MANDEVILLE, Jamaica — One night last month, Andre and some friends were finishing dinner when a mob showed up at the front gate. Yelling antigay slurs and waving machetes, sticks and knives, 15 to 20 men kicked in the front door of the home he and his friends had rented and set upon them.
“I thought I was dead,” Andre, 20, a student, recounted in a faint voice, still scared enough that he was in hiding and did not want his full name to be used.
The mob pummeled him senseless. His right hand, the one he used to shield himself from the blows, is now covered with bandages. His skull has deep cut marks and his ear was sliced in half, horizontally. Doctors managed to sew it back together and he can hear out of it again.
Being gay in Jamaica is not easy. For years, human rights groups have denounced the harassment, beating and even killing of gays here, to little avail. No official statistic has been compiled on the number of attacks. But a recent string of especially violent, high-profile assaults has brought fresh condemnation to an island otherwise known as an easygoing tourist haven.
“One time may be an isolated incident,” said Rebecca Schleifer, a researcher for Human Rights Watch who has studied the issue and regularly gets calls from the island from gays under attack. “When they happen on a repeated basis across the country, it is an urgent problem that deserves attention at the highest levels.”
Disapproval of gays is an entrenched part of island life, rooted, Jamaicans say, in the country’s Christian tradition. The Bible condemns homosexuality, they say. But critics say islanders are selective in the verses they cite, and the rage at gay sex contrasts sharply with Jamaicans’ embrace of casual sex among heterosexuals, which is considered part of the Caribbean way.

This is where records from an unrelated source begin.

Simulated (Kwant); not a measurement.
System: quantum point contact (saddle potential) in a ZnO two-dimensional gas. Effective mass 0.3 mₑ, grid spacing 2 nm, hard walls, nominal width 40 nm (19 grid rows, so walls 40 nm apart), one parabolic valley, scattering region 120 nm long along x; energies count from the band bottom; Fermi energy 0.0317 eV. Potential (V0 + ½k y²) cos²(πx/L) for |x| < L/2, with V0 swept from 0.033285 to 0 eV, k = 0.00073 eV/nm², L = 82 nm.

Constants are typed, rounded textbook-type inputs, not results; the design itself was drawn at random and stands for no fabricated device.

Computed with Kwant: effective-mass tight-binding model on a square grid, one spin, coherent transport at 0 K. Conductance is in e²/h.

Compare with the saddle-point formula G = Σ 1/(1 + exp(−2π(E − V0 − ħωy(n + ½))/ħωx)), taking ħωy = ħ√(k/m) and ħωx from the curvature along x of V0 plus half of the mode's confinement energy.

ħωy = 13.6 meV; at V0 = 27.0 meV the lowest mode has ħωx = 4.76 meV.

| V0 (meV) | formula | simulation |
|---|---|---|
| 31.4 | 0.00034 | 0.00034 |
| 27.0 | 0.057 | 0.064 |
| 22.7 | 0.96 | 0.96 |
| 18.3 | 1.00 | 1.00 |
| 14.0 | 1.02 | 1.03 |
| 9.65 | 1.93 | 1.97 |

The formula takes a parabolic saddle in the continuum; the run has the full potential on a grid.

While some other Caribbean tourist destinations have made a point of marketing to gay travelers, Jamaica has notably not joined the trend.
The double standard on the island is reflected in the antigay lyrics of Jamaican dance hall music, the headlines of more hyperventilating tabloids — “homo” is the term most often used — and the fact that homosexuality remains illegal here, with the specific crime called “buggery.”